Jennifer’s Garden Diary (18th June 2011)

Week ending 18th June 2011

Here we are approaching mid summer and at last we have had some worthwhile rain. I have started planting out leeks and it is so much easier when the soil is damp and it is a blessing not to have to worry about watering.  My daughter was helping me and she asked why I nip off the top of the leaves and the ends of the roots when I drop them into their holes, I had to say that I had no idea it is just what I have always done!  Maybe I learnt it from an old gardener I knew in the second war, he also said that leeks should not be planted out until they are as thick as a pencil. My leeks usually do well (not always pencil thick), they are a lovely vegetables and with luck can be harvested all winter. They went in where the early broad beans are finished, space is the problem now and as soon as a crop is harvested something else is waiting to go in.  I have kale plants desperate to escape from their seed tray.

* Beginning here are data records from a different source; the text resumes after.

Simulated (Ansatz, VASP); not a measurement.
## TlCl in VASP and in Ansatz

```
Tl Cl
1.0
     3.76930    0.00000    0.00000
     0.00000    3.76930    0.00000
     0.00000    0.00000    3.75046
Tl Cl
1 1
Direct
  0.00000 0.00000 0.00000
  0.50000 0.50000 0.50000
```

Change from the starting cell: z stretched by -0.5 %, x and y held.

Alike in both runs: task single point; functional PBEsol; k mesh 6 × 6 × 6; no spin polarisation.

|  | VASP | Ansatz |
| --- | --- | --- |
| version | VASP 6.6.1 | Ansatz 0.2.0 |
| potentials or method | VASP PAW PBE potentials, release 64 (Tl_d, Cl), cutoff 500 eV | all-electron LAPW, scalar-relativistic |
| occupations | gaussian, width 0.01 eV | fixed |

This week I visited Sally and Malcolm  and their wonderful West Cork garden. Their Poly tunnel is amazing and crammed with good things so early and ready to eat, raised beds outside also very productive.  Almost their whole diet is straight from the garden; we ate a meal of vegetables, carrots, mangetout, two kinds of beans and new potatoes, all harvested that morning and absolutely delicious. My father used to say “you have not lived until you have eaten your own potatoes”. Their peas were very interesting a variety called Poppet from Brown Envelope seeds, already about 4 foot tall and growing.  Malcolm had put up a strong cage in which to support them, I expect they will have a huge crop. John Seymour says, in his book Self Sufficiency  “You can’t have too many peas”. I came upon another quote from John “ Economics falls down flat on its face when it tries to equate all good with money”.  Some quotes on which to ponder.